It hasn't taken long for me to forget one of the cardinal rules of being on the road: don't waste the battery in your GPS/camera/phone. I had blithely taken photos and posted them on Facebook with my Samsung, and now, as I approach Aachen, I see the battery is already low. I disconnect internet and I will take fewer photos. Most important of all is the GPS, as I am not carrying a map.
In Aachen I pass through familiar territory in the city center, and I have to dismount when I find myself among a crowd outside the Elisenbrunnen. I check my GPS, note where I have to go, take a drink from my plastic bottle and cycle among traffic for twenty minutes before arriving at the Elisenbrunnen again. The crowd is different now-- younger-- teenagers are thronging after school. I stop and check my GPS again. Ah, yes, I see now. I should have made that left turn. Though I am cursing under my breath, I am relieved that I am not cycling with Lien yet, leading her in circles. That would be a bad start.

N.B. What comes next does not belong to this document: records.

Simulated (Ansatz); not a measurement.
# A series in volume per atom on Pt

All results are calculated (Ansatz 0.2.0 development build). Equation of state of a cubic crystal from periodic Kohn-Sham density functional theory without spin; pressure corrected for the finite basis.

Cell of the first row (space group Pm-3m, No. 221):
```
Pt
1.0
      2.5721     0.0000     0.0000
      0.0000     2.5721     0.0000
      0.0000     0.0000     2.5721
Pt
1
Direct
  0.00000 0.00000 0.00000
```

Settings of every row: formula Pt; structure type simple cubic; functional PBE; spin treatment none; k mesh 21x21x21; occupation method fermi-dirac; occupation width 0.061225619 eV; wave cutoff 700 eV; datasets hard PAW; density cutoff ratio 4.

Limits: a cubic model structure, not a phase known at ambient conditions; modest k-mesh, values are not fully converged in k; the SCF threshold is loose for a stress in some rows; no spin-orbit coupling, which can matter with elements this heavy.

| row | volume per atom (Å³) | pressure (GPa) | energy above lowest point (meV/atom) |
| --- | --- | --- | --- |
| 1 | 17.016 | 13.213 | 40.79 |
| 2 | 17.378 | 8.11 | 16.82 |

Once in Holland, in Vaals, I check my GPS again, and the map displays only the major towns and highways. Though I can still pinpoint my location, it is in a blank green field. I'll be able to head in the right general direction, but the route I take to Liege will be guesswork.
An hour later I'm in the hilly countryside at the extreme southern tip of Holland-- in the 'Dutch Alps'. I'm on a little winding road which leads, I hope, to Belgium. I take a break, marvelling at all the tourists walking around this far out in the countryside. They've come from other parts of Holland to stay at a nearby campground. In a distant field I see a bunker left from World War 2. These bunkers serve as unofficial monuments here and in Belgium, but in Germany they were long ago destroyed. In Germany they just want to forget.
When I go on I make a surprisingly long climb and I chuckle at the idea that I am struggling to pedal my bike up hills in Holland. The view is pretty, pastoral, idyllic. Homes and farms are old and beautiful-- Middle German style. I imagine I am the only person on Earth to enjoy this scenery when two middle-aged women clad in lycra cycle past me on their road bikes.
"Is this the way to Belgium?" I shout, gasping.
The woman trailing the other nods without looking back and points ahead with a vigorous motion of her hand. Old school navigation.
I pass a lazy herd of black and white dairy cows. In the valley below there is a monastery, and its bells are ringing, it seems, just for me. There is a trampoline in front of the monastery and I imagine frocked monks silently bouncing on it in their free time. I burst out laughing at the idea. A cow turns to have a look at the source of the laughter.
"What's up? You don't think that's funny?" I shout to the cow. The cow chews and looks away.
Fifteen minutes later, after a brief but thrilling downhill and another long uphill in low gear the road has wound around in the shape of a U and I am again looking down at the monastery but from the other side. The view isn't so pretty now, and I've forgotten the humor behind the idea of bouncing monks. I am making little progress in getting to Liege. I'm not sure where I am or whether I'm headed in the right direction. But then I remember what I've learned from the road, and I know the pressure I'm feeling to get to my destination is the pressure our civilization has taught us all to feel every day. To hell with it, I think, I'll get there when I get there, and having brought myself back to where I am I again see the beauty of my surroundings.
When I pass through a little village I notice the cars have the letter 'B' on their license plates. I see a street sign in French. I'm in Belgium.
After the long winding uphill country lane, the bigger road leading down towards Liege is both a relief for its ease of cycling and a chore because of increased car traffic. As I get closer to Liege the countryside becomes metropolitan muck. When I see the Golden Arches of McDonalds, I stop for a break-- not to eat, but to take advantage of the free wifi. Once my GPS is working again, I see that I'm closer to Liege than I had thought. I'll arrive within an hour, and I'll finally meet Lien, who is working with me to organize Syricipede-- our cycling fundraiser to help victims of the war in Syria.